1
2=head1 NAME
3
4Gungho::Manual::FAQ - Gungho FAQ
5
6=head1 Q. "Why Did You Call It Gungho"?
7
8It rhymes with Xango, which is its predecessor.
9
10=head1 Q. "I don't understand the notation of the config"
11
12To make the notation concise, we use a notation like engine.module = POE.
13Each level is a key in the hash, so the previous example translates to a
14config like
15
16  my $config = {
17    engine => {
18      module => "POE"
19    }
20  }
21
22Or, in YAML:
23
24  engine:
25    module: POE
26
27=head1 Q. "My requests are being served slow. What can I do?"
28
29There are actually a number of things that may affect fetch speed.
30
31=head2 Is Gungho The Right Crawler For Your Data Set?
32
33Gungho uses an asynchronous engine, and with POE::Component::Client::Keepalive
34it reuses the connections to the same host.
35
36This kind of setup works great if you are accessing a lot of diffferent hosts,
37but could easily jam up if you are accessing, for example, a single host.

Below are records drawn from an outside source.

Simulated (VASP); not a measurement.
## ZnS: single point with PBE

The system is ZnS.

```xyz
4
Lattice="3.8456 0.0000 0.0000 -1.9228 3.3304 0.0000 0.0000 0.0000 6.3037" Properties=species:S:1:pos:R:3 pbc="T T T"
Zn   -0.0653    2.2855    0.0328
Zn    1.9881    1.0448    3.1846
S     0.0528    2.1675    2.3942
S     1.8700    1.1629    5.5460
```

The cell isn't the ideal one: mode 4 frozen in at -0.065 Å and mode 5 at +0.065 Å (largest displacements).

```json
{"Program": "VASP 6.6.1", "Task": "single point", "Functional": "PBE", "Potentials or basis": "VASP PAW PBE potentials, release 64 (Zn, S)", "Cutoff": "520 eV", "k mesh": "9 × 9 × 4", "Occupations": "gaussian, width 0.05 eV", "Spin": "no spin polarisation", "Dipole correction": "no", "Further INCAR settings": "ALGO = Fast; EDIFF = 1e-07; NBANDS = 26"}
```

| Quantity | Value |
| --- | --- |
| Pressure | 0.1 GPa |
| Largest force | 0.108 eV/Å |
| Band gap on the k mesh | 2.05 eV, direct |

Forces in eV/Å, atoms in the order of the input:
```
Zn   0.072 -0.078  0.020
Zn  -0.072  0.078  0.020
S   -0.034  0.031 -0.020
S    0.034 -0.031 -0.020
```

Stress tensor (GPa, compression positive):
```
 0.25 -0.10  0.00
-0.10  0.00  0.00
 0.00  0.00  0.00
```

38For such datasets, Gungho will be no more effective than a simple script
39repeated calls to LWP::UserAgent-E<gt>get().
40
41=head2 Choosing The Right loop_delay With Gungho::Engine::POE
42
43C<engine.config.loop_delay> specifies the number of seconds to wait between
44each "loop" iteration.
45
46A single loop in Gungho is basically (1) check if we have requests in the
47provider, and (2) attempt to fetch that request.
48
49Therefore, if you set this loop_delay to something too low, then you would
50be spending most of the time attempting to fetch a request from the provider
51instead of spending it fetching the request.
52
53On the other hand if you set this too high, you will have to wait until
54Gungho notices that there are pending requests.
55
56There's no general "right" value for this configuration parameter, because
57it largely depends on what kind of dataset you're working with. As a general
58rule of thumb, set it to something sane like 5 seconds, and check out your
59logs to see if that value is an acceptable value.
60
61=head2 Workaround For Jamming Up PoCo::Client::HTTP
62
63When using Gungho::Engine::POE, POE::Component::Client::HTTP is used internally
64to do the actual fetching. Its performance is usually great, but when you
65reach a certain number of requests, it start to jam up and all of the sudden
66your requests will be served very slowly.
67
68This limitation is per-session limit, so Gungho tries to workaround this
69problem by spawning multiple sessions of POE::Component::Client::HTTP.
70
71If you believe this is the cause of the problem, try setting the
72engine.config.spawn to a higher value (the default is 2)
73
74Do note, however, that excessive enqueueing of requests is going to e a
75problem regardless. You should at least keep a mental note of how many requests
76you're sending to the POE queue, and throttle as necessary.
77
78=head2 Considerations When Using A Proxy With Gungho::Engine::POE
79
80Proxies are great, and could be used in crawler applications, but by default
81it doesn't play nicely with Gungho's POE engine.
82
83The short version of the remedy is: Set engine.config.keepalive.keep_alive to 0
84
85  engine:
86    module: POE
87    config:
88      keepalive:
89        keep_alive: 0
90
91Now the long explanation. Gungho::Engine::POE, and POE::Component::Client::HTTP
92which is used internally, uses a module called POE::Component::Client::Keepalive
93to manage the connections, and to possibly reuse the already established
94connection. However, when using a proxy, all the requests go through the given
95proxy, so PoCo::Client::Keepalive will try to reuse the connections to all
96of the requests.
97
98This is obviously aproblem, because it will make the entire request set to
99go through the same connection -- and therefore you lose all parallelism.
100
101To workaround this problem, you need to disable PoCo::Component::Keepalive,
102and hence the above configuration.
103
104=cut